Three jugs are given, each containing an integer amount of pints of water. It is allowed to pour in any jug as much water as it already contains, from any other jug with a greater amount of water. Prove that after several such pourings it is possible to empty one of the jugs. (Assume that the jugs are sufficiently large; each capable of holding all the water available.)

This problem was posed for the 1971 All-Union Math Olympiad (USSR).


Label the jugs A, B, C and let them contain a, b, c pints of water, respectively, where 0 \le a \le b \le c. It suffices to show how to obtain less than a pints of water in one of the jugs, that is, less than than the minimum of the numbers a, b, c. Indeed, if such reduction is always possible, we could then iterate and keep reducing the minimum number of pints in the three jugs. But a decreasing sequence of integers can't be infinite and, in our case, has to stop at 0 for, otherwise, the process could continue.

Let b = qa + r, where 0 \le r < a. Note that q > 0 because b \ge a. We are going to prove that it is possible to pour qa pints from B to A (possibly with intermediate pourings from C to A) so that at the end B will contain r (< a) pints of water, solving the problem.

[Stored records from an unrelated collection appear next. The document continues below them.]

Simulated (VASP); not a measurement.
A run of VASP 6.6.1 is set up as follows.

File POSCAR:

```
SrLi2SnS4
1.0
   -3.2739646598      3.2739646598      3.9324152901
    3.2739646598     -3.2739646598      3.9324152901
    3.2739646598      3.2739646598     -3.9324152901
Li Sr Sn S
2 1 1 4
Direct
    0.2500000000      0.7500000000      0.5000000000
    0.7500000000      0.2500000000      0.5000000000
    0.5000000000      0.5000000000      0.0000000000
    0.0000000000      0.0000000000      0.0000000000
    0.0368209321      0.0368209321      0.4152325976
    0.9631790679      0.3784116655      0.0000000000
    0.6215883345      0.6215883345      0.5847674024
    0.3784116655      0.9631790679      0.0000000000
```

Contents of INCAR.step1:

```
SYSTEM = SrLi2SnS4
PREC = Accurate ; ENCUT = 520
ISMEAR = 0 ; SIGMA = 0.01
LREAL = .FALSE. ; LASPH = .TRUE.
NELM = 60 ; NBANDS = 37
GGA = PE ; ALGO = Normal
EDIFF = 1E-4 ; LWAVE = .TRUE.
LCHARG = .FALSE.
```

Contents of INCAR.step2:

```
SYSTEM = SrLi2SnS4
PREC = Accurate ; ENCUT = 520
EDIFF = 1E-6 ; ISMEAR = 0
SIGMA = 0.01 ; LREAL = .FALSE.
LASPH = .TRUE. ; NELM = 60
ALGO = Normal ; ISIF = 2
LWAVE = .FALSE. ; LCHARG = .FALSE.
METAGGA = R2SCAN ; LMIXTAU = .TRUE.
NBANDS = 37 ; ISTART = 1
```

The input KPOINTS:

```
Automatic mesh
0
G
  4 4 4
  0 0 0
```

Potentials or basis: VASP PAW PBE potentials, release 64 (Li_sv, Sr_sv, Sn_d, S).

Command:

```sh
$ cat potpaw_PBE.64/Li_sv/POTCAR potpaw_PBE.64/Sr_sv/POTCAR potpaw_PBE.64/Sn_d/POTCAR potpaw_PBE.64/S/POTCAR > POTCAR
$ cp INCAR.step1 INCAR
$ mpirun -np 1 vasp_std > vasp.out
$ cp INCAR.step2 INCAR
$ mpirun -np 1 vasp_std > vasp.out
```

Let q = 2^{i_0}+2^{i_1}+\cdots+2^{i_n} be the binary expansion of q, 0 \le i_0 \le i_1 \le \cdots \le i_n. Then the content of C may be thought of as consisting of portions with volumes 2^{i_0}a, 2^{i_1}a, \cdots, 2^{i_n}a, r. In general, some of the numbers out of 0, 1, \cdots, i_{n}-1 may be missing from the expansion of q. Denote the missing numbers j_1, j_2, \cdots, j_k. It is clear that c exceeds the total of the missing binaries, viz., c \ge \sum_{m=1}^{k}2^{j_m}a, because \sum_{m=1}^{k}2^{j_m}a \lt (2^{i_n}-1)a \le b \le c.

If so, we can pour successively all portions 2^{i}a, i = 0, \cdots, i_n into A taking some from B and some from C until B contains r pints of water.

Alternate Solution from Graph Theory (Stuart Mark Anderson)

Consider the values a, b, c to be the coordinates of a point in 3-space. The pouring operations allow one to move to any of three other points, (2a, b-a, c), (2a, b, c-a), or (a, 2b, c-b), and these points will be distinct if a, b, c are distinct and positive. Similarly, one may arrive at (a, b, c) from (a/2, b-a/2, c), (a/2, b, c-a/2), or (a, b/2, c-b/2), provided that a, b are even. Therefore the points and pouring operations form a directed graph G lying in the plane x+y+z = \text{constant}.

Every vertex with less than 3 departing edges either is a solution or has 2 values equal, and so leads to a solution in one step. Thus the goal is to show that for any vertex V there is a path leading to a vertex with less than 3 departing edges.

For an arbitrary vertex V, let S_V by the maximal subgraph reachable from V, and assume that every vertex in S_V has 3 departing edges. Since each of these must lead back into S_V by maximality, each vertex must also have 3 arriving edges, by the pigeon-hole principle. (Incidentally, S_V is therefore a connected component, since no edges may arrive from outside, as the arriving edges are all accounted for.)

However, this is absurd: every vertex in S_V must then have even values for (a, b, c); for the smaller values must be even, and if the largest is odd, it can be reduced by pouring until it is no longer the largest, yet remains odd. Hence one may divide all values by 2 ( repeatedly if necessary) and arrive at another graph isomorphic to S_V with some odd values, therefore with some vertex of less than 2 departing edges, which is a solution. Doubling the values along this path lifts it to a path in S_V, solving the original problem.